From building sites to Pro 12 final, Connacht's Tom McCartney quietly building his reputation
Aki is grabbing headlines, but another Kiwi is making an impact at Connacht
Published 27/05/2016 | 02:30
Pat Lam has only been back to New Zealand once in the three years since he took over Connacht and the trip was strictly business.
In 2013, towards the end of his first season in charge, the former Samoa captain travelled across the world in the hope of convincing a couple of players to come and join him in the west of Ireland.
The highest profile name he secured was that of All Black centurion Mils Muliaina, but the two most important signatures he secured were those of Bundee Aki and Tom McCartney.
The Samoan centre has been a sensation since he first arrived in Galway, but aficionados of forward play have quietly been admiring the former Auckland hooker who has slotted into the Connacht front-row and become a leader in the team.
With his big carries, monstrous tackles and spectacular tries, Aki was always going to hog the limelight. Accurate throws, powerful scrummaging, efficient rucking and an effective carrying game don't carry the same cachet, but McCartney seems equally as likely to play for Ireland when the pair qualify through residency in the autumn of 2017 and could well be the first-choice hooker come the 2019 World Cup.

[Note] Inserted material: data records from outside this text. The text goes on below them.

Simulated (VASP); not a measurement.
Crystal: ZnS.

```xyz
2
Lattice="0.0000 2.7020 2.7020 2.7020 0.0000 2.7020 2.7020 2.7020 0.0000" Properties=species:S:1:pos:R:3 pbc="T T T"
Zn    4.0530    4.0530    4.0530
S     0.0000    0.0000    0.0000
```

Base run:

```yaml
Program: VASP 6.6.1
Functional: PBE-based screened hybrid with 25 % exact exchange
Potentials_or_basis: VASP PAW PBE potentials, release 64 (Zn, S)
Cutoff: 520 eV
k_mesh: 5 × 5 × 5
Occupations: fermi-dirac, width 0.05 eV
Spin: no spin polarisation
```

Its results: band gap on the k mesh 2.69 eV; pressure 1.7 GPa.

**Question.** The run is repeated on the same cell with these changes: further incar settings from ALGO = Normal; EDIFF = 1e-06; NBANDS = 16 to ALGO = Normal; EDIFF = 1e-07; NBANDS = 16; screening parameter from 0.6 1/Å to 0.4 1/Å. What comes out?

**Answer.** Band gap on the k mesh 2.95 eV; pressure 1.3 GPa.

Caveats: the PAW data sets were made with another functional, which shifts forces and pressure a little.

However, that's far from his mind this week as he prepares for his adopted province's first final and he is happy to let this compatriot hog the headlines.
"I'm not sick of it at all, to be honest. My biggest accomplishment is seeing the team do well and if accolades come with that, then I'm happy enough," he said with a smile. "Bundee's taking all of the spotlight, he's playing really well. He's been awesome for us, so I've got no qualms at all about giving him the credit."
For all that Aki is getting the credit outside the Connacht squad, McCartney's name creeps up just as often when the players are talking about key leaders within the dressing-room.
At 30, he is one of the most experienced players in the dressing-room with a bank of Super Rugby experience with the Blues under his belt. During his time at home, he was coached by Lam, Joe Schmidt and David Nucifora and won a National Provincial Championship in 2007 alongside Isa Nacewa.
It's not bad for a player who spent his late teens working on building sites having come up through the less fashionable Howick College, missing out on an Academy contract out of school.
He believes that his time spent as a labourer hardened him for life as a professional as he faced a choice whether to keep pursuing his rugby ambitions or settle into the social game.
"It was quite interesting. I probably trained my hardest of my career in the year or year and a half before I was called into the Academy system, when I was still working and doing all of my training myself," he recalled.
"That was the hardest I ever trained and, when I finally did get into the Academy, I did find it easier because of all the training I'd been doing by myself. When I got in there I was probably ahead of the other guys.
"I was building as well, so it was pretty full on. I'd train in the morning, go off building and then training at night and I think a lot of people are lost through the net in New Zealand at that stage. If you're not picked up in the Academy pretty early, guys sort of give it away or just play socially.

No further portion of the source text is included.